Nate Pann is a popular internet forum in South Korea. It is big enough to include a diverse demographic as users; however, one defining trait of Nate Pann is the “결/시/친” (Gyeolsichin, shorthand for “Marriage/In-laws/Parents” where in-laws and parents refer to the woman’s) forum. Gyeolsichin has an established status as a place where women in distress caused by diverse elements of the patriarchic Korean society come to rant. This characteristic makes it unique compared to other public online communities of comparable sizes, many of which display male-dominant voices.
This project is an attempt to explore the collective memories embodied in online communities. I’ve long wanted to do some work on Korean internet communities including this one, an interest which is also manifest in the k-www project. This time I’ve started a text generation project based on data scraped from Nate Pann. I scraped most of Nate Pann’s “Best Articles”, an aggregated list of highly-ranked new articles across all subforums, from Jan 1 2013 when the list first appeared until some date last week. Among the 169,795 articles, 18,884 belong to Gyeolsichin.

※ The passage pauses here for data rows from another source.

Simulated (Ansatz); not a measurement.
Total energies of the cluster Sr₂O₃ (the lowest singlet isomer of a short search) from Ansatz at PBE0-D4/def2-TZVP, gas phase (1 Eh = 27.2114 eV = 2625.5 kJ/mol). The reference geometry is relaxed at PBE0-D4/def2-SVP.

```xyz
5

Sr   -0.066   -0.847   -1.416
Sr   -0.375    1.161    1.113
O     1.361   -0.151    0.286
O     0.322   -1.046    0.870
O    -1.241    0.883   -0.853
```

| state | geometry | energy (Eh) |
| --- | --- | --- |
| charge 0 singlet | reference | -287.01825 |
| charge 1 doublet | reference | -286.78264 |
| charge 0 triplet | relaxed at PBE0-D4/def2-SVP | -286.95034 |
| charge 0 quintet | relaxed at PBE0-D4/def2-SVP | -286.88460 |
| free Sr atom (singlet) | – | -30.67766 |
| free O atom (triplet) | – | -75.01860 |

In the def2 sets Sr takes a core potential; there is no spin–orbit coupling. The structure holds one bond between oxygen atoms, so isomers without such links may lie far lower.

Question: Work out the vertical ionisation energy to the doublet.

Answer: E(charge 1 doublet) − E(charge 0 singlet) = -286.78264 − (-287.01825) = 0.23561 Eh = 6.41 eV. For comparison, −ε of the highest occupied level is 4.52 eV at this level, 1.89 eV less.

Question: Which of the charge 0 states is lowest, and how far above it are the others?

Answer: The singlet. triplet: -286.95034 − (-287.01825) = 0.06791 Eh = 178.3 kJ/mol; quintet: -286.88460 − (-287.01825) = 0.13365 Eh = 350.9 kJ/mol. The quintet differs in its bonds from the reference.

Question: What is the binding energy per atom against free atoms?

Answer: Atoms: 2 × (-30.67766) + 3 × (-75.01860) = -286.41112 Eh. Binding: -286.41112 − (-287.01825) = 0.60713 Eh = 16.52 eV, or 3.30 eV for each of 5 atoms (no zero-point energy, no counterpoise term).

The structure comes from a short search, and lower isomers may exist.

I set up Insik Kim’s kor-char-rnn-tensorflow on a cloud server with a Tesla P40 GPU. An exploratory training of an LSTM model (hidden=700, layer=3, seq=100) with titles (1MB) took about 10hrs (reaching about 0.5 loss at epoch 1000); for the main content (70MB) it seems closer to 150hrs for 100 epochs. There must be more efficient and computationally sophisticated ways to do this but I’ve decided to give it a go since I have some free credit to spend.
Using the trained models (early-epoch model for main content), I set up a script that generates a title and a content; for titles, filter out sentences that come directly from the training set; parses the generated text so each one begins and ends with a more or less complete sentence; generates an html file styled to look similar to Nate Pann, but with a different logo that signals its fakeness; exports screenshots, which is a common way these postings are shared on Twitter; and runs a bot that posts a tweet everyday with said images attached.
The result is the Nate Pann RNN Twitter bot.